Steve Rotheram
Main Page: Steve Rotheram (Labour - Liverpool, Walton)(12 years, 9 months ago)
Commons ChamberThe right hon. Gentleman tries to justify the cuts with an argument about fairness, but I am afraid that people who have seen the heat map that has been produced will see right through his smoke and mirrors. The map showing the impact of the cuts reveals that all but two of the 20 worst-hit councils are in the most deprived 20% of councils in England.
I draw the hon. Gentleman’s attention to research that I think is in the Library, showing that the largest decreases in formula grant in the past year, 2011-12, were in the south-east. The decreases were generally smaller for the most deprived areas and larger for less deprived ones. He can look that research up for himself, along with an interesting recent report by the Joseph Rowntree Foundation, which stated that local authorities were protecting the most vulnerable and making sensible decisions about services.

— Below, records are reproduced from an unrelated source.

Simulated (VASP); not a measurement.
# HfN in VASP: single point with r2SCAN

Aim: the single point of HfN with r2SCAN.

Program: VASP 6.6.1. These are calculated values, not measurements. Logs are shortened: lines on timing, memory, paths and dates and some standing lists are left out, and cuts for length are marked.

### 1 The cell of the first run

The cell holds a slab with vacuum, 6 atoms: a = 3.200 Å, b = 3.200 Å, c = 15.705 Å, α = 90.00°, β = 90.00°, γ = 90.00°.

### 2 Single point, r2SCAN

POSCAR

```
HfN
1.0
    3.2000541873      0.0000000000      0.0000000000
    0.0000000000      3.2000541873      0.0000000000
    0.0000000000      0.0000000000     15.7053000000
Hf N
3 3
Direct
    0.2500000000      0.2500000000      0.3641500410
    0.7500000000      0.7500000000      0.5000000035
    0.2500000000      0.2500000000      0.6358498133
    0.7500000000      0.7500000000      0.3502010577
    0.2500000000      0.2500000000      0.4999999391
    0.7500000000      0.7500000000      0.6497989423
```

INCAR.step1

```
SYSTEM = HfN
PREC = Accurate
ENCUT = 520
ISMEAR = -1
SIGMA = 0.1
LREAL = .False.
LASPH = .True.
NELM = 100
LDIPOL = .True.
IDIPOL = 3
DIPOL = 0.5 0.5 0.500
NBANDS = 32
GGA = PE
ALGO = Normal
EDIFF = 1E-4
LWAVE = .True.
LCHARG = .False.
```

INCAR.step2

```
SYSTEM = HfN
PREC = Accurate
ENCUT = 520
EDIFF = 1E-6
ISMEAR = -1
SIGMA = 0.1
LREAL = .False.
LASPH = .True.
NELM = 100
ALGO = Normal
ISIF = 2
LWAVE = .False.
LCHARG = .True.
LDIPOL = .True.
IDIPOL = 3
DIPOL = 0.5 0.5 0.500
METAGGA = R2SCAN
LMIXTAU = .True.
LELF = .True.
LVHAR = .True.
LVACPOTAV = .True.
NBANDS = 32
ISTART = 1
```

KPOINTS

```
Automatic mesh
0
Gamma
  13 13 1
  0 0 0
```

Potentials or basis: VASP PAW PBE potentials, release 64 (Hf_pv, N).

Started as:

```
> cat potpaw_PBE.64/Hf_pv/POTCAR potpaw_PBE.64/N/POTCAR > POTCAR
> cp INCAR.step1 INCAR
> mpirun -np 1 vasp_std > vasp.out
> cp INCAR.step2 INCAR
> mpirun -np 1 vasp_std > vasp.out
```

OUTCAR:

The picture that the hon. Gentleman paints is inaccurate and ignores the central fact that if we do not take measures to reduce our deficit, we will end up in trouble. Given that local authorities spend a quarter of all Government money, if we do not reduce our deficit they will end up bust. It seems incredible that we have not so far heard a single intervention from an Opposition Member to explain how the Opposition would deal with the reductions that are certainly required but that they never want to face.
Meanwhile, the Localism Act 2011 has put new powers in the hands of local taxpayers. They now have the right to call local referendums if excessive council tax increases are proposed. If any authority decides to increase its council tax by more than a certain level, which we are separately inviting the House to approve, it will need the say-so of its local electorate, which is absolutely right. In most cases in which a council wants to increase council tax by more than 3.5%, local people will have the chance to vote. Let the people decide—that is what localism is all about.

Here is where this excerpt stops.